We’re taking a look at some of the books that have impacted us the most over the years, both fiction and non-fiction. Thanks to That Artsy Reader Girl for carrying on the Top Ten Tuesday tradition!
The Magicians by Lev Grossman
One of the books I credit with getting me back into modern fantasy, The Magicians is a bit like The Catcher in the Rye meets Harry Potter. Quentin Coldwater is an incredibly self-centered and troubled protagonist, and he is a joy to read about.
The Catcher in the Rye by J. D. Salinger
I was fortunate enough to read this classic on my own outside of school—I discovered many favorites through English class, but it’s nice to read and analyze a classic at your own pace. This book is a divisive one, but I will always find the innermost thoughts of Holden Caulfield fascinating.
A Wizard of Earthsea by Ursula K. Le Guin
From the very first pages, I knew that this book was a magical artifact. And of course, Ged would get along well with Holden and Quentin.
Mortal Engines by Philip Reeve
I’ve probably re-read this book more than just about any other, and its uniquely dystopian steampunk setting will always captivate me. The whole quartet is wonderful, and the first book stands on its own as a great sci-fi adventure.
The Martian Chronicles by Ray Bradbury
This is without a doubt the book that got me hooked on sci-fi in middle school, and every re-read through the years has only improvised it.
The Alchemist by Paulo Coelho
I read this one for the first time my freshman year of high school and I’ve read it nearly every year since. It’s an inspiring book and I always find something new in it upon each re-read.
Educated by Tara Westover
I read this one with my dad last year and it’s an incredibly powerful book that my brain had come back to several times since reading; with certain scenes seared into my memory. I’m grateful to have read it along with my dad and to share in such an intense experience.

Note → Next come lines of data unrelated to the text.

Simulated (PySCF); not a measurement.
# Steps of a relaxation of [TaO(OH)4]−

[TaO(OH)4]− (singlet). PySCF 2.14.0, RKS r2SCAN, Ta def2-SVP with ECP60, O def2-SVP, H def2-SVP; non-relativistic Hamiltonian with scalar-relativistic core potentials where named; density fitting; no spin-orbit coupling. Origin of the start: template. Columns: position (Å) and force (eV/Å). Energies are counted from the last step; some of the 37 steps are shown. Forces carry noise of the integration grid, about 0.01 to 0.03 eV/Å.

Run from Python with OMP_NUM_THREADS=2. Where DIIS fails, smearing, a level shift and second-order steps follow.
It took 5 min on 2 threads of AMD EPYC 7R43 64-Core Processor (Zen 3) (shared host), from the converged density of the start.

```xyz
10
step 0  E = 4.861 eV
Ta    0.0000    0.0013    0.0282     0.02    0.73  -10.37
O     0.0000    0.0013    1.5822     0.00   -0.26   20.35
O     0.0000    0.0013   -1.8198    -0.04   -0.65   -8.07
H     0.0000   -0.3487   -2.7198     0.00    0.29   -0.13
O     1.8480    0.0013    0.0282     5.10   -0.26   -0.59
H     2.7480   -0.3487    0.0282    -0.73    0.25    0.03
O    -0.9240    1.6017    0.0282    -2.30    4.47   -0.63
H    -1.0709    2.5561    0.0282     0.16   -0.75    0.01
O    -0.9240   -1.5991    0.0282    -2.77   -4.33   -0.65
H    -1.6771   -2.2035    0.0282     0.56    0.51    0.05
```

Because of Winn-Dixie by Kate DiCamillo
This one really got me into reading as a kid. I read it along with my mom and it was a really special experience that has stuck with me all these years later.
Anything by Joan Didion
Her writing and perspective have always drawn me in and taught me a great deal. From Slouching Towards Bethlehem to Where I Was From and all the works in between, I’m grateful to have read them all.
The Library Book by Susan Orlean
Before reading this one, I didn’t think I could love libraries any more than I already did. But Orlean gives readers a much deeper understanding of the incredible value of our libraries, and what it took to get them to where they are today.